October 2016 in Review, and Christmas Cookie #10
A favorite photo…
A few highlights…
- The tree house begins
- Family Fun night with all of us dressed in flamenco style
And a cookie recipe to go with it!
These are the Christmas treat that Nathan requests the most. When they turn out correctly, they make a lovely green and red addition to a cookie plate or a popular gift item. The temperatures are tricky, however, and I have had plenty of failed batches amidst the successes.
Line a loaf pan with aluminum foil, covering bottom and sides completely. Spray lightly with cooking spray and set aside.
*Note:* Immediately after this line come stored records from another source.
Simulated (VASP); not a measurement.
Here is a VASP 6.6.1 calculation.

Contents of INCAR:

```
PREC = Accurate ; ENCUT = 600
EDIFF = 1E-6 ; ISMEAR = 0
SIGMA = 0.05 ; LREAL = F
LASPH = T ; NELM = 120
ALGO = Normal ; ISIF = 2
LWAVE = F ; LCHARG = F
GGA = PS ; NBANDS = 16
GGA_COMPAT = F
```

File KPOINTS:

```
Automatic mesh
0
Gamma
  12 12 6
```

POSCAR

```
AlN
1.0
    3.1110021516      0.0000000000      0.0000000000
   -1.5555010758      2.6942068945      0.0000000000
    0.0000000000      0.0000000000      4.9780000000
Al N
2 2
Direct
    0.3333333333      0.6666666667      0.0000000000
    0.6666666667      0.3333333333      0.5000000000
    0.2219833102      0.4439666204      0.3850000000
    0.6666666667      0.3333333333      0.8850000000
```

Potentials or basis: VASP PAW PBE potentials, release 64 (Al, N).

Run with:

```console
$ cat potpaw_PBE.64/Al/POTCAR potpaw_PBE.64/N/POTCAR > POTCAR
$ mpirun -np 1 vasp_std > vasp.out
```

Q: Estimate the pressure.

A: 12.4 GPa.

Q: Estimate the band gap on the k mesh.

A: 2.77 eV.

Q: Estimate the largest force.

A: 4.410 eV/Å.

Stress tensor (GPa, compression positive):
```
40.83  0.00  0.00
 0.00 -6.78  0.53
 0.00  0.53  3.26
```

In a heavy bottomed saucepan, combine the 1 cup sugar and the corn syrup. Cook over medium-high heat until boiling, stirring often with a wooden spoon for 3 minutes to dissolve sugar. Carefully clip on a candy thermometer.
Cook over medium heat (mixture should boil at a moderate, steady rate over the entire surface), stirring occasionally, until the thermometer registers 280 degrees F (soft-crack stage), about 7 minutes.
Meanwhile, in another heavy bottomed saucepan, combine juice, pectin, and baking soda. Mixture will be foamy. Bring to boiling over medium heat, stirring often. This should take about 2 minutes. Remove saucepan from heat and set aside.
When sugar mixture in first pan has reached soft-crack stage, remove from heat. Remove candy thermometer. Return pectin mixture in second pan to boiling.
Gradually pour the hot sugar mixture into the boiling pectin mixture, stirring constantly. This step should take 1-2 minutes. Don't rush! Cook, stirring constantly, for 1 more minute.
Remove saucepan from heat. Pour candy mixture into prepared loaf pan. Let stand until firm--overnight is best.
While candy cools, make the flavored sugar. Place 1/2 cup sugar and the zest of the lime or grapefruit in a food processor. Pulse several times to combine well. Transfer flavored sugar to a bowl or lidded Tupperware.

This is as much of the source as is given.